Falcon-512 produces the smallest digital signature of any algorithm currently approved by the US National Institute of Standards and Technology — and that fact quietly drove one of the bigger decisions in Solana’s recent development history.
Two Teams, One Conclusion
Anza and Firedancer, two of Solana’s most widely used validator clients, have each rolled out a test version of Falcon, a post-quantum cryptographic signature scheme.
According to the teams, both groups researched the problem independently and landed on the same answer: quantum readiness is necessary, and Falcon is the right tool for the job.
Initial versions have been pushed to both clients’ GitHub repositories. Data from Anza’s account shows work on Falcon stretching back to at least January 27, 2026.
The solution is built to sit dormant until needed. It can be switched on if and when quantum computers grow powerful enough to crack public-key encryption — a hypothetical threshold researchers call Q-Day.
Source: Solana
Officials said the migration work is manageable, the transition can happen quickly when conditions demand it, and network performance is not expected to take a meaningful hit.
Why Signature Size Matters
For a high-throughput network like Solana, that last point is not a small thing. Post-quantum algorithms have generally been criticized for producing large signatures that strain bandwidth and storage — a direct threat to the kind of speed Solana is built around.

Source: Solana
Jump Crypto, the infrastructure firm behind Firedancer, said Falcon was chosen precisely because it avoids that problem. Signing happens offchain, and verification is not complex to implement.

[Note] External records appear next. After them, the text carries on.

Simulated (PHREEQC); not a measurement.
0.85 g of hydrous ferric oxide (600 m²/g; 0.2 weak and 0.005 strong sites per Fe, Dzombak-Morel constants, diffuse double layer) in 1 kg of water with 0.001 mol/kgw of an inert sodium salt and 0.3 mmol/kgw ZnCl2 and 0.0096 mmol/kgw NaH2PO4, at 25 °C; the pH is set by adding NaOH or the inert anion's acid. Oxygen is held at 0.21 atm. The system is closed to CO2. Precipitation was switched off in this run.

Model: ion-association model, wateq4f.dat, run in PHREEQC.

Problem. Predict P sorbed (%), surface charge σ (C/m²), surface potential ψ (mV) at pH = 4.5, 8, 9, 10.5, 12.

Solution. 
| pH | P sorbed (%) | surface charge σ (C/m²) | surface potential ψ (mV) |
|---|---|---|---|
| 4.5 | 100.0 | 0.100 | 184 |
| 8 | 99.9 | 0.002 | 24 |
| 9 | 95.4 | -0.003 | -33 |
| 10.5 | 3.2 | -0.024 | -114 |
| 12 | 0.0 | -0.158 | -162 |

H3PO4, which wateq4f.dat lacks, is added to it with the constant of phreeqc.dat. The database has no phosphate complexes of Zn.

Falcon is not the first quantum-resistant option to appear in Solana’s orbit. Blueshift’s Winternitz Vault has offered similar protections since January 2025, but it was designed as an optional add-on for individual users rather than a network-wide protocol upgrade. What Anza and Firedancer are doing sits at a different level entirely.
The Broader Pressure
Reports indicate that urgency around quantum threats has been building. Google and researchers at the California Institute of Technology said last month that functional quantum computers may arrive sooner than previously expected and could require far less computing power to break encryption than earlier estimates suggested.
Google went further, claiming quantum machines could potentially crack Bitcoin’s cryptography within 10 minutes.
Not everyone shares that alarm. Blockstream CEO Adam Back has described today’s quantum computers as lab experiments and argues no genuine threat will surface for decades.
Scott Aaronson, a leading researcher in quantum computing theory, generally agrees with Back, that quantum computers are not close to breaking systems like Bitcoin.
Aaronson argues that today’s machines are still far from the scale needed for real cryptographic threats, even if long-term preparation remains important.